Stock Indices Dip As Fomc Meeting Begins
The Fed began its latest two-day FOMC meeting this morning and there are signs of nerves in the financial markets, with volatility high as we wait for tomorrow’s monetary policy statement.
Tuesday, March 17, 2015 - 00:00
The Dow Jones began the week with triple-digit gains, but has suffered triple-digit losses in the subsequent trading session, a sign of just how swingy prices have been, despite any real market-moving news flow. Also adding to the jumpiness in the market is Friday’s impending quadruple witching.
By early afternoon in New York, stocks were off their lows, though the Dow Jones (-0.57%) and S&P 500 (-0.35%) remained substantially in the red. The NASDAQ 100 crept into positive territory though, gaining 0.05% to 4372.6. Tech-bellwether Oracle ($ORCL) is set to report after the market close tonight.
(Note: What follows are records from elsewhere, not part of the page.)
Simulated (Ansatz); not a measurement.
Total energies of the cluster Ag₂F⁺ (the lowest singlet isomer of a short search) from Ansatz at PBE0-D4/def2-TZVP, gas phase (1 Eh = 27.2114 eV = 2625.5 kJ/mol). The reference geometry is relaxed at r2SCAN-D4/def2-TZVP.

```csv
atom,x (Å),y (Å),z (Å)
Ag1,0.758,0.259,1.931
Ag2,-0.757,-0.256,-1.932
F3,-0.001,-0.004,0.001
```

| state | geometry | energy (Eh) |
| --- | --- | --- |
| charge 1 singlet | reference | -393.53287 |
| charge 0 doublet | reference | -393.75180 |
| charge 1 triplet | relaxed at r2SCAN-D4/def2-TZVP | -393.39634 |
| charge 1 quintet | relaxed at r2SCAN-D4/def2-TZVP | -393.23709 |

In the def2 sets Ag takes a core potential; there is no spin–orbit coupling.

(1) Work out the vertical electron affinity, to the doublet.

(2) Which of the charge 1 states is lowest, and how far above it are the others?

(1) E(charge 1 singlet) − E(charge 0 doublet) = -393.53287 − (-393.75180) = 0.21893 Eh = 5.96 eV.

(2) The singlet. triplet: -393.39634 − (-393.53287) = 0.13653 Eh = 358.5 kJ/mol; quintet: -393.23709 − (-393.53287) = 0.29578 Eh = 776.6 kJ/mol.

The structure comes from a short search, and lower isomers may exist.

Economic news has been thin today. The only significant domestic macro report was for the housing sector and it was not good news: housing starts slid to an annualized, seasonally-adjusted rate of 897,000 in February, the lowest it has been since January 2014, and a steeper-than-expected fall from January’s upwardly-revised pace of 1,081,000 units. The negativity of this result was offset to a substantial degree by building permits picking up sharply. Permits grew 3.0% in February to an annualized 1,092,000, some 7.7% higher than the year ago comparison. Though the data is seasonally adjusted, the severity of the winter weather in February is likely to have negatively affected the numbers. Despite this being a transient factor, the weakness will dampen GDP expectations for the first quarter and could well bolster the arguments of doves at the FOMC meeting.
In the FX market, the euro improved for a second successive day, though it was unable to hold above the $1.06 level. EUR/USD was up 0.22% at 1.0590, having been up as high as 1.0651 earlier in the session. USD/CAD was little changed at 1.2771 despite the release of data showing a big decline in Canadian manufacturing sales. Sales sank 1.7% in January, versus a consensus estimate for a 1.2% drop, while December was revised down a touch from +1.7% to +1.6%. Combined with the weakness already seen in volumes of exports, this new report paints a picture of softness for the Canadian economy for the start of 2015. The Bank of Canada has already factored in some weakness arising from lower energy prices for the first half of the year, but more data like today’s report could see another rate cut on the cards.